Insurance Cost Prediction

This project involves the analysis and prediction of insurance costs using various regression techniques. Through Exploratory Data Analysis (EDA), correlation, and model development (including Ridge Regression and Polynomial Regression), the aim is to identify the most influential factors affecting insurance costs and develop accurate predictive models.

Project Overview

The project is divided into several stages:

1. Exploratory Data Analysis (EDA)

• Correlation Matrix: This highlights the relationships between various features such as age, BMI, smoker status, and insurance charges. Features with a high positive or negative correlation with insurance costs are critical for model building.
• Boxplot: Visualizes the distribution of insurance charges across different categories (e.g., smoker status, region, gender) and identifies outliers. It shows that smokers have significantly higher insurance charges compared to non-smokers.
• Regression Plot: Displays the linear relationship between BMI and insurance costs. This helps visualize the strength of the correlation and the linear trends in the data.

2. Model Development

• Ridge Regression: An initial model using Ridge regression was trained with a regularization parameter to control for overfitting. The model achieved an (R^2) score of 0.676, explaining 67.6% of the variance in insurance costs. This indicates that there may be non-linear relationships between features and insurance costs.

3. Model Refinement

• Polynomial Features (Degree = 2): By incorporating polynomial features, the model performance improved significantly, achieving an (R^2) score of 0.784. This indicates that non-linear relationships are important to accurately capture the variance in the data and predict insurance costs.

4. Key Findings

• Feature Importance: Through correlation analysis, the most influential features identified are:
  • Smoker Status: Being a smoker has the highest impact on insurance costs.
  • BMI: Higher BMI values are strongly correlated with increased insurance costs.
  • Age: Older individuals tend to have higher insurance costs.

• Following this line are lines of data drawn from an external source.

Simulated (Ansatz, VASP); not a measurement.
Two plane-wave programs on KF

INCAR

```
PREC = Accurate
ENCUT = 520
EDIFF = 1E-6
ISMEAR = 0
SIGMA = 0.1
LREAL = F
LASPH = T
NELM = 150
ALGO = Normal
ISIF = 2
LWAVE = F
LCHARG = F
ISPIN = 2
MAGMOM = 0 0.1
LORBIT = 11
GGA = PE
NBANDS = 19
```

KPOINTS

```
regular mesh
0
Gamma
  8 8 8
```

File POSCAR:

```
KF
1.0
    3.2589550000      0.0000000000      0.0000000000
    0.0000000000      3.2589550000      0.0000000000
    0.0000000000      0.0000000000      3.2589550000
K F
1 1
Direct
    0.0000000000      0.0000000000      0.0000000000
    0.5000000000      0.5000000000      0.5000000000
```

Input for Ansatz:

1. Regression Plot (BMI vs. Charges)

• Relationship: The scatterplot shows a weak positive linear relationship between BMI and insurance charges. The red regression line indicates that as BMI increases, insurance charges tend to increase slightly.
• Spread: There is significant variance in insurance charges for individuals with similar BMI values, especially for higher BMIs. This indicates that BMI alone may not fully explain variations in insurance charges.

2. Boxplot (Smoker Status vs. Charges)

• Smoker vs Non-Smoker: The boxplot clearly shows that smokers have higher insurance charges compared to non-smokers.

  • Non-Smokers: Have a lower median insurance charge, with a more compact range of costs, though there are some outliers.
  • Smokers: Have a broader range of insurance charges, with significantly higher median charges, indicating that smoking is a major factor influencing insurance costs.

• Conclusion: Smoking status is a critical predictor of higher insurance costs.

• Non-linear Relationships: Polynomial regression shows that non-linear relationships between features like BMI and age with insurance costs are essential for improving model performance.

Technologies Used

• Python: For data preprocessing, analysis, and model building.
• Libraries:
  • pandas for data handling.
  • seaborn and matplotlib for data visualization.
  • scikit-learn for model development and evaluation.

Results

• Ridge Regression: (R^2) score of 0.676.
• Polynomial Regression (Degree=2): (R^2) score of 0.750, showing improved predictive performance by capturing non-linear relationships.